In Summary

• The Inter-African Bureau for Animal Resources said rising temperatures in oceans have adverse effects on the ecosystem of the water bodies.

• The Inter-African Bureau for Animal Resources is working with stakeholders to ensure the blue-economy's potential is fully tapped.

A trader prepares fish at Karagita landing beach in Lake Naivasha.
A trader prepares fish at Karagita landing beach in Lake Naivasha.
Image: GEORGE MURAGE

Climate change will adversely affect fish catch in Africa, experts warned on Monday.

The African Union said fish catch, mainly in oceans around the continent, is expected to drop sharply in the coming years, hurting thousands of families that depend on fishing.
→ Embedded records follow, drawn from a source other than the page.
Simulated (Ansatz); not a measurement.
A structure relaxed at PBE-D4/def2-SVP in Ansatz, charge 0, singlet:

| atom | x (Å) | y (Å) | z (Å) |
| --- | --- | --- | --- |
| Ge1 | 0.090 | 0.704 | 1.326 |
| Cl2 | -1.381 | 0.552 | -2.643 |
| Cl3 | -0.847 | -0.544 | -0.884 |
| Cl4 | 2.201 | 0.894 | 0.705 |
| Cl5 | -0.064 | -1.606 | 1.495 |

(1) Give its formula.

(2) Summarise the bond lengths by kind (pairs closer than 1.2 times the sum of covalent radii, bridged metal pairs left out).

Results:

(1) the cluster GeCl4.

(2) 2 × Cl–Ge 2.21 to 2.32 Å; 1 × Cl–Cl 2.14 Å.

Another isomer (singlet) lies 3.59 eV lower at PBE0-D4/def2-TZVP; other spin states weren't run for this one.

The Inter-African Bureau for Animal Resources said rising temperatures in oceans have adverse effects on the ecosystem of the water bodies.

The revelation was made at Lake Naivasha Resort during a meeting on conserving aquatic biodiversity in the African blue-economy.

AU-IBAR programme manager Clement Adjorlolo said oceans are getting warmer by the day, affecting some marine species.

He said this has been worsened by rising water levels due to the rapid melting of ice and high tides all caused by climate change.

“As the water temperatures rise, this has forced some species to relocate and this will have negative implications on fish catch in the coming days,” Adjorlolo said.

He said the Inter-African Bureau for Animal Resources is working with stakeholders to ensure the blue economy's potential is fully tapped.

“The blue-economy has high potential in terms of tourism and aquatic resources and we are keen to support member countries to tap this,” Adjorlolo said.

Mohammed Seisay, a senior fisheries officer at AU-IBAR, said the current challenges facing the aquatic bodies were 'man-made'.

He said environmental degradation, carbon emissions and pollution were some of the challenges contributing to climate change and a drop in fish catch.

Seisay said AU-IBAR is working on various mitigation measures to respond to climate change.

“As the fish species relocate to the deep sea, this has forced fishermen to use more fuel to get a better catch, further worsening the situation,” he said.

Seisay lauded cage-fishing, saying it is one way of increasing fish catch. However, he said that the system should be well-utilised for maximum yield.

 AU-IBAR acting director Nick Nkwakpa said they want to develop the capacity of member countries to fully benefit from the blue economy.

“We have developed a framework on improving the blue economy and we have moved to implement it as we believe that many people can benefit from the opportunities offered,” he said.